Rice University students have developed a modular, transparent art storage design that is revolutionary, says Wynne Phelan, Conservation Director of Museum of Fine Arts, Houston (MFAH), who has adopted this new system, according to an October 19 report by the Houston Chronicle.
This unique design replaces wood crates and cardboard boxes - which prevent museum staff from seeing the artworks inside – thus requiring additional unpacking and repacking of delicate objects; this process also emits harmful acids that can be detrimental to all types of media used by artist.
"This adds an incredible freedom of visiting experience to a museum," Phelan said. "If you don't have things in crates and cardboard boxes or closed cases, there is something to show, and you don't have to handle the artwork."

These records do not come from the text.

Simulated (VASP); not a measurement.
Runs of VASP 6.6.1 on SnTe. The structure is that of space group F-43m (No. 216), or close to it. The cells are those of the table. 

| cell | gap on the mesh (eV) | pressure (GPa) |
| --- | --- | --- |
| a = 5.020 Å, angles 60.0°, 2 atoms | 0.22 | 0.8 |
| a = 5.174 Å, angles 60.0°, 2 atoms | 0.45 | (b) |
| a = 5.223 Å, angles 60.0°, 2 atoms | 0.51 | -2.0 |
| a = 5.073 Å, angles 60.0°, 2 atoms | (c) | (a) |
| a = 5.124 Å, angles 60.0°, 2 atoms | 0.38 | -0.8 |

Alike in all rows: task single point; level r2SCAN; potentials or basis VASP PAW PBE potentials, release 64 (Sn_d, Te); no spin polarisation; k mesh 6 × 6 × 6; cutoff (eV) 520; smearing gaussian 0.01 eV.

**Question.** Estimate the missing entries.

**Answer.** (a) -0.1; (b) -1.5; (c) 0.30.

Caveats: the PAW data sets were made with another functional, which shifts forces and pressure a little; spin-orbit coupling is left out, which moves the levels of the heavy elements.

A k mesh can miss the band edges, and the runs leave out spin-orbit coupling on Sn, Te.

The 4 Rice University students who developed the system are participants in the inaugural Engineering and Design for Art and Artifact Conservation program at Rice's Oshman Engineering Design Kitchen.
This system, which combines an easily-assembled armature of metal rods and Plexiglas windows, enables conservators to customize how they secure each object.
The Rice students, who were chosen from more than 30 applicants, include: Caleb Brown, a bioengineering and visual-and-dramatic arts major; Rhodes Coffey, a mechanical engineering major; Kristi Day, a civil engineering major; and Nicole Garcia, a chemical engineering major.
These 4 students began the creative process by touring the MFAH's storage facilities, discussing art conservation with Phelan and Bakke, and shadowing MFAH art handlers to observe how artworks are transported, stored and repacked.
Eventually, the class presented drawings of its best 5 ideas for a new system to the MFAH before implementing the design that was simplest to execute and could be used by anyone, according to Rice lecturer Matthew Wettergreen, who taught the intensive, 9-week summer course.
Phelan, who was "blown away" by the students' work, later said, "They fully understood what the mission of the housing for artworks is. To decrease handling of actual artwork, to make it visible, to make (the storage unit) of materials that were not dangerous to works of art, and to be easy to assemble and modular. I mean, this is a quite demanding task, and the design aspect that they came up with was, I think, pitch perfect."
Miranda Lash, New Orleans Museum of Art curator, said she would welcome a storage system that let her examine artworks "without making it a production."
"It always makes a difference for me when the work is way too large for one person to handle or to move," she said. "The way it's stored can be crucial because if it's not immediately accessible to me to look at by myself, then it does involve getting a preparator and making appointments to look at it."